The Wild Robot Humanizes AI Responsibly

Published:Thu, 26 Sep 2024 / Source:https://www.ign.com/articles/the-wild-robot-humanizes-ai-responsibly

This article is part of IGN’s Fantastic Fest coverage and is a spoiler-free look at Chris Sanders’ The Wild Robot, featuring the voices of Lupita Nyong’o and Pedro Pascal.

I had some concerns going into The Wild Robot. While I quite love a kid’s movie with heart, I’ve been trepidatious around anything surrounding robots and AI lately. With everything going on with regulation of AI or, rather, the complete lack thereof, as well as our inability to compete with the technology’s carbon footprint, I’ve lost any patience for even the tool’s most practical applications. That, combined with the issue of Big Tech sticking its nose in the arts far too much over the past 5-10 years, had me worried about The Wild Robot. Sure, the film being written and directed by Chris Sanders (the man who brought us Lilo & Stitch and How to Train Your Dragon) should have eased those concerns right out the gate, but the last two years of creatives fighting tooth and nail to protect the film and television industry has left me cynical.

Mea culpa, Chris. My cynicism was unfounded.

Her emotions — which she discovers partway through the film — are not a feature, they’re a bug

The Wild Robot does make you fall in love with Roz (Lupita Nyong'o) who is, yes, an AI-powered robot helper created by an evil tech giant. After a storm sends her shipment off course, Roz is stranded on an island inhabited only by animals. She learns to speak their language by studying them for some time, and basically does nothing but cause severe damage to her surroundings for much of the first act of the film. Roz eventually finds herself forced to care for a baby gosling, and the story sort of snowballs from there.

By the third act, it becomes apparent that Sanders and the team behind the movie were very aware of the tightrope that they needed to walk to make something heartfelt without accidently celebrating a technology that has created an existential threat to their preferred medium and continues to exacerbate the severe climate risk we are facing around the globe. Roz may be an AI-powered tech, but she eventually learns that she is a “dysfunctional” one. Her emotions — which she discovers partway through the film — are not a feature, they’re a bug, and they separate her entirely from the rest of the robot fleet that she was created with.

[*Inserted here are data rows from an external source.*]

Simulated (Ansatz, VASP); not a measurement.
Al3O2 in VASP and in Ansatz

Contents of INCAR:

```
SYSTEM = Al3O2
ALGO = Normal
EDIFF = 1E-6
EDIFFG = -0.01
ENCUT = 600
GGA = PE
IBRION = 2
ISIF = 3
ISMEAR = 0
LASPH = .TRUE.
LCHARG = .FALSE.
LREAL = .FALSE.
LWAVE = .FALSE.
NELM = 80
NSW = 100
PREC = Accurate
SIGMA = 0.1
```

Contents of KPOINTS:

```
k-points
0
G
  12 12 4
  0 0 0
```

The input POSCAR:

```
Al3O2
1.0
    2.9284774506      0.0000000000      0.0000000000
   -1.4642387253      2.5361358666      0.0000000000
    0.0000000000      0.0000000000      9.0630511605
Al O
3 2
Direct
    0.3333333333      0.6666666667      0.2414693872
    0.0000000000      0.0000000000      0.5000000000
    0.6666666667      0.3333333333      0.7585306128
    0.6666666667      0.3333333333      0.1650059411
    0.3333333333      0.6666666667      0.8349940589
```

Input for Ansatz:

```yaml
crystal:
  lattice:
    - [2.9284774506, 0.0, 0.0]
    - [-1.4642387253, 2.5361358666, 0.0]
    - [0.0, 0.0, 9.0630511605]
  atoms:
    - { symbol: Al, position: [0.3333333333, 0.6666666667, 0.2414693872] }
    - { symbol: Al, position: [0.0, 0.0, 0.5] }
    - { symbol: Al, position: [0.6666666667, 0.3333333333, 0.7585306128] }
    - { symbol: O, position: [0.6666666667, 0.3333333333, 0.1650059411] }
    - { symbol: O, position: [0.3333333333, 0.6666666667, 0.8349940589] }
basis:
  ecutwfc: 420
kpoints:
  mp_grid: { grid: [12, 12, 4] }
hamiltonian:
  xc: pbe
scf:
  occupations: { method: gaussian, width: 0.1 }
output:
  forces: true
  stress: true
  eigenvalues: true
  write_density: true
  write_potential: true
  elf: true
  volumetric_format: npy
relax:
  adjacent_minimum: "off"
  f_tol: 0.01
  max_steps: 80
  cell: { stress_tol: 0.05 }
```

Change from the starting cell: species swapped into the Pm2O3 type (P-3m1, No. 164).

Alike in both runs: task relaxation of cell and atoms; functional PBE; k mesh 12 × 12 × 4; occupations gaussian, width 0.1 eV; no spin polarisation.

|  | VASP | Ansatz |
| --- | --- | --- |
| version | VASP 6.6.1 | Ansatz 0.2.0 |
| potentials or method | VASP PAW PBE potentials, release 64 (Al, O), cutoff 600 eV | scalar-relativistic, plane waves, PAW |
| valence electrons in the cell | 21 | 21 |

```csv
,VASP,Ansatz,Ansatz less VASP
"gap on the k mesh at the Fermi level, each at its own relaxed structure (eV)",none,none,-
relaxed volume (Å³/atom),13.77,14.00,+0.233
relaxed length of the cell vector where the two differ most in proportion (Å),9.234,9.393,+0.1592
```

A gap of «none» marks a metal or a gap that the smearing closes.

The filmmakers take that thoughtfulness seriously not just with Roz, but with the world around her. By the time we see the rest of the planet outside of the island the robot’s been stranded on, it becomes apparent that climate change took a major toll across the globe. The consequences of that are not explicitly tied to AI — which is logical since this is a children’s film and that is a lot of big information to unpack — but it does make the choice to depict a climate disaster as a clear part of the future world Roz and the animals inhabit. It even offers some glimmers of hope so far as life after said disaster is concerned — but digging too deep there will take us into spoiler territory.

All of this no doubt makes it sound like The Wild Robot is a hyper-serious film that tackles big themes, but that couldn’t be further from the truth. The film, like all of the best kids movies, has complicated concepts woven into its D.N.A. to help introduce munchkins to its ideas, but otherwise it’s just a fun, emotional (and quite pretty) journey that encourages us all to ignore our programming and choose kindness.

The Wild Robot hits Theaters September 27. I cried like a baby. Bring tissues.